University of Minnesota Alumni Association

Travel

A Living Monument

Rather than being tucked away, Croatia’s ancient Diocletian’s Palace is part of city life.

Beauty abounds in Diocletian's Palace.
Photo by Elizabeth Foy Larsen

"I'm lost," read the text from my 13-year-old daughter, Luisa. Unfortunately, I didn’t receive the message right away, due to the lack of a cell signal underground.

I was nearing the end of a tour of Diocletian’s Palace, the massive 4th century retirement home of the Roman Emperor Diocletian. Located on the Adriatic Sea’s Dalmatian Coast in the Croatian city of Split, the ruin is considered one of the world’s greatest archeological sites: a seven-acre treasure that boasts a Romanesque belfry, Corinthian columns, and a black granite sphinx.

It’s also, thanks partly to the fact that it served as a shooting location for Game of Thrones, maddeningly and frenetically packed, especially if, like my family, you are visiting during the peak summer travel season. Unlike the Roman Forum and Colosseum in Rome, Diocletian’s Palace is a living monument that forms the core of Split’s old town. There are restaurants, apartments, laundry lines, and rows and rows of street vendor stalls, which sell everything from eggplants to soccer jerseys to refrigerator magnets. There are mimes and street musicians. The scene at night is more open-air disco than historic attraction endorsed by UNESCO.

Head underground, however, to the palace’s cellars and the crowds recede. The quiet gives you the headspace to contemplate what life was like, not just at the turn of the 4th century but after the fall of the Roman Empire, when Roman cities were under siege and locals sought refuge behind the walls of the palace. Our guide, Dino Ivančić, a former history teacher who specializes in tours of the palace, pointed toward the arched ceiling and took delight in explaining how these new residents, who couldn’t leave for fear of getting killed, bored holes in the floor for toilets and garbage chutes. 

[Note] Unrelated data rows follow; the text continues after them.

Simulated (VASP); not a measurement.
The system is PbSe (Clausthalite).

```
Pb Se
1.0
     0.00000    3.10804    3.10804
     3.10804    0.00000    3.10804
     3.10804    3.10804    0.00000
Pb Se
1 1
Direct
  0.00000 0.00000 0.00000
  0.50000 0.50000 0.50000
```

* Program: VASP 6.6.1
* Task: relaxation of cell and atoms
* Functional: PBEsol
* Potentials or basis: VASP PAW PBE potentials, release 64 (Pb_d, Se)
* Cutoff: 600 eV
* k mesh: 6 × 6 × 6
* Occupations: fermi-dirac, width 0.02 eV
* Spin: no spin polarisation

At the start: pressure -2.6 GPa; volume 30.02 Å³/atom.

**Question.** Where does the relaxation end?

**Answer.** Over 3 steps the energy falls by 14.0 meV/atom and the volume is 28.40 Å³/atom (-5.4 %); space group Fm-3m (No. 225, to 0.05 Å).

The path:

Interestingly, it was the trash and the feces—Ivančić used a more colorful word— that preserved these subterranean rooms until, he explained, a team led by the Town Planning Institute of Dalmatia and the University of Minnesota excavated them between 1968 and 1975.

“I work for the University of Minnesota!” I almost shouted, interrupting him mid-sentence. “I went to the U for grad school!” That my slice of Minnesota had a hand in unearthing this archeological treasure, even if it involved shoveling petrified poop, was thrilling.

The Vestibule once led to the residential part of the palace.
Photo by Elizabeth Foy Larsen

Ivančić, however, didn’t seem impressed by my tenuous connection to the excavation. Instead, he moved on to discuss how wealthy Romans spent their days eating so much they had special vomitoriums where they purged their meals. Unearthed toothless skulls showed that all the vomiting decayed the rich people’s teeth.

When we emerged into the bright Split afternoon—Croatian summers are known for their cloudless skies—my phone lit up with messages from my daughter. In the intensity of the crowds, she’d gotten separated from her older brothers, who I assumed had been distracted by their search for jerseys to wear that evening, when we planned to watch Croatia play in the quarterfinal match of the World Cup.

In that panicky moment, I insisted that I needed to leave the tour, a display of American-style helicopter parenting that seemed to flummox Ivančić. 

“Tell her to take a photo of where she is and we’ll find her after I talk about Daenerys and the dragon scene,” he said, referring to Game of Thrones. Before I could tell him no, Luisa had texted me back. Not only had her brothers found her, but the ice cream shop she’d ducked into had given her a free cone. Ivančić would get to finish his talk after all.

If you go, alumus Goran Majlat (B.S. ’11), owner of Perfect Croatia, a tourism company located in Split, recommends combining Dalmatia’s natural and cultural attractions.

•Raft or zipline down the Cetina River in Omiš, a town 15 miles south of Split, where the river meets the Adriatic.

•Split’s booming tourism industry has spawned scores of new restaurants, many of them very pricey. Majlat prefers the konobas, which are cozy taverns serving homemade dishes, some of which take so much time to prepare you order by calling ahead. Try the pasticada s njokima, a stewed beef dish, and hobotnica ispod peke, which is slow-cooked octopus.

•If you like nightlife, head over to the island of Hvar, which combines stunning beaches with a club scene worthy of Ibiza.